By the time she reached STD 8, at 14 years old, her community and parents slowly started accepting her passion for football, and her performance on the pitch became the talk of the town.

From being talked about in her community, her name would be discussed beyond Rumphi in meeting rooms.

Mr Nyirenda from Rumphi and the late Mai Bauleni were among those who could talk about Tabitha's exploits.

The two were attending a meeting for court messengers when a discussion about women's football came up.

Mr Nyirenda spoke highly of Tabitha as a potential goalkeeper. Mentioning Tabitha at that meeting was enough leeway to usher her into her professional career.

Mr David Dube, the owner of DD Sunshine FC in Lilongwe, then assigned Mr Nyirenda to find out more about her.

"At first, I was reluctant because, in my mind, I wanted to be playing in men's teams because they were comprised of players like Andrew Chikhosi, Peter Mgangira, and Joseph Kamwendo, who were my role models. I also wanted to be playing in Blantyre or Zomba," she said.

After some experience, Tabitha ended up joining the Lilongwe-based women's football team, DD Sunshine FC, in 2010, when she was about 15 years old.

Apart from roping her into DD Sunshine's squad, Dube also enrolled Tabitha at a private secondary school, where she did her Form 1 and Form 2.

"I failed my Junior Certificate of Examinations and couldn't proceed because I had to go to Sweden," she said.

Making a name at the international level

After playing locally for three years, Tabitha clinched a deal with Sweden's Krokom Dvarsatts IF in 2014, where she won the Golden Boot award with 39 goals, and her team finished as Swedish Third Division champions.

In 2015, she moved to Kvarnsvedens IK, playing for them for two seasons and finishing as the top scorer for both seasons with 43 goals and 26 goals, respectively. Her team was crowned Swedish Division 2 champions in her first season.

After her successful spell in Sweden, Tabitha joined the Chinese Women's Super League team Jiangsu Suning between 2018 and 2020.

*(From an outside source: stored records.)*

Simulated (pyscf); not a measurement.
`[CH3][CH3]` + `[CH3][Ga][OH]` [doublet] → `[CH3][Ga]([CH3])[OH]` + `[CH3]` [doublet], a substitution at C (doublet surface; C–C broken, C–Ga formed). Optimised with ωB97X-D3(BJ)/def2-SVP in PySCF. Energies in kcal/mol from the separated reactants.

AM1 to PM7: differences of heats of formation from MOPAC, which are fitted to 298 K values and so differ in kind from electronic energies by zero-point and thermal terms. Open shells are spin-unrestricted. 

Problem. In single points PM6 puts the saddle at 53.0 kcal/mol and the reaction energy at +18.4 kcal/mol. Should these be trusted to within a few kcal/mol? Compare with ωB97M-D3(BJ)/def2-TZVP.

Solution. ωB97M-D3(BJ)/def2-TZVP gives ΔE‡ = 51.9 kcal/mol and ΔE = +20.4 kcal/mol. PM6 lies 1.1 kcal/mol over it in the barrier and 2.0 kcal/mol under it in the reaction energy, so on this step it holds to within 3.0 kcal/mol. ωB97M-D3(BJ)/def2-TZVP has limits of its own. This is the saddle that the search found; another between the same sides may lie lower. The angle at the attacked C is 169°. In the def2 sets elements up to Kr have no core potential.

She emerged as the top scorer in 2019 and helped her team win the Chinese Super League championship, and the China Super Cup, and was second in the Asian Club Championship.

Later, Tabitha joined her sister Temwa at Wuhan Jianghan University in 2021 China.

Tabitha is currently playing for Inter Milan on loan since 2022, and she is enjoying her top form.

Last January, former Flames captain Esau Kanyenda commented on Facebook, saying, "Scorchers captain Tabitha Chawinga registered her name on the scoresheet yesterday in Inter Milan's 4-0 win over Sampdoria in the Italian Serie A. Chawinga, who is on loan from the Chinese outfit Wuhan Jiangda, has now scored 10 goals in 10 appearances. Congrats Captain."

In another post, Kanyenda congratulated Chawinga for being included in the Serie A Femminile Week 15 team of the week.

Tabitha's other accolades include Best African Player in Europe for September 2022 and Italian Serie A Women's Player of the Month in the same month. From being a laughingstock to a star, Tabitha is now an influencer in women's football. Her father and mother are proud parents of what their daughter has achieved.

"Sometimes when I remember our resistance to her football interest, I feel bad. However, I think most parents would have reacted the way we did with Tabitha, considering that in Rumphi and probably the whole country, women's football was not that popular then. I am grateful to God for turning Tabitha's circumstances into the blessing she is," Tabitha's mother said.

Tabitha the sponsor, using women's football to fight stigma In one of her social media comments, Tabitha said, "Wakhala ulendo wa minga ndi maluwa omwe komabe ndimayamika Mulungu mu zonse [It has been a tough journey through thick and thin, but I am grateful to God for all the blessings]."

Behind Tabitha's success lies her past as a bullied star. Her determination to play football attracted stigma, bullying, and many unpleasant reactions.

Tabitha reveals how some individuals have gone to the extent of creating fake social network accounts to bully and harass her.

For this reason, Tabitha, for some years, shunned social media platforms such as Facebook.

"I was forced to avoid social media. I have a Facebook page, but someone runs it for me. I also avoid public places. I wonder what goes on in the minds of those who bully and harass others. I don't know if they have taken a moment to reflect on how they would have felt if that was being done to them, their child, their relatives, or anyone else they care about," Tabitha laments.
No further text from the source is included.